Dfine transformer converting onnx -> har -> hef

It shows an error saying that the input shape is not supported. In this case, how should I proceed?

— Loading from Hailo Archive: dfine_l_coco.har —
— Loading 8 images for calibration —

— Starting Quantization… —
[info] For NMS architecture yolov5 the default engine is auto. For other engine please use the ‘engine’ flag in the nms_postprocess model script command. If the NMS has been added during parsing, please parse the model again without confirming the addition of the NMS, and add the command manually with the desired engine.
[info] Using the default score threshold of 0.3 (range is [0-1], where 1 performs maximum suppression) and IoU threshold of 1.0 (range is [0-1], where 0 performs maximum suppression).
Changing the values is possible using the nms_postprocess model script command.
[info] The activation function of layer dfine_l_coco/conv21 was replaced by a Sigmoid
[info] The activation function of layer dfine_l_coco/conv45 was replaced by a Sigmoid
[info] The activation function of layer dfine_l_coco/conv53 was replaced by a Sigmoid

An unexpected error occurred: Unexpected input_shapes at feature multiplier layer dfine_l_coco/feature_multiplier21, input_shapes=[[-1, 80, 80, 512], [-1, 80, 80, 512]] (type=<class ‘list’>)

Hey @GGURIg,

The “Unexpected input_shapes at feature multiplier” error is coming from the Dataflow Compiler’s quantizer choking on the fused element-wise multiplication (the “FeatureMultiplier” layer) in your network. Even though in general we support two inputs of the same shape (e.g. [N,H,W,F] * [N,H,W,F]) , there are still a few cases—particularly fused or bit-packed multiplies—where you need to break that layer apart so the compiler can handle it.

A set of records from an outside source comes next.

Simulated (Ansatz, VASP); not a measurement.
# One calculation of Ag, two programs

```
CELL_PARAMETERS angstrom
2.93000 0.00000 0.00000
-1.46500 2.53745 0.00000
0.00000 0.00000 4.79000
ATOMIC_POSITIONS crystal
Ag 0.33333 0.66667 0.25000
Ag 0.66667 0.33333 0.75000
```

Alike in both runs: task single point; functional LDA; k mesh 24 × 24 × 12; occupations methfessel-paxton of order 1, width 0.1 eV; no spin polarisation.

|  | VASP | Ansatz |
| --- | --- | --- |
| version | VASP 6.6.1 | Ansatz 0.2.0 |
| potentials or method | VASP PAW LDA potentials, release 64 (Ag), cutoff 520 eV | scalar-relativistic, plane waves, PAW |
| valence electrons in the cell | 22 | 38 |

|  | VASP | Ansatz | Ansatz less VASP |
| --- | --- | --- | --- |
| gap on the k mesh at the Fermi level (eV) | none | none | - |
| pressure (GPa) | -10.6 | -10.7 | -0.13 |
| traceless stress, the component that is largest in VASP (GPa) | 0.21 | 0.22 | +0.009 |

The quickest way to unblock yourself is to turn on the built-in pre-quantization optimization that splits those multiplies into simpler pieces. In your model-script (or via the CLI --pre_quantization_optimization flag), add:

# Split the element-wise multiply by bit significance
pre_quantization_optimization(split_ew_mult_by_bit_significance)
# Also split any fused activations - this helped in my case too
pre_quantization_optimization(split_fused_activation)

Once you add those, re-run your quantization on dfine_l_coco.har and it should work. The compiler will automatically insert some intermediate layers to break down each multiply into simpler operations it can actually handle.

Let me know if you’re still hitting issues after that!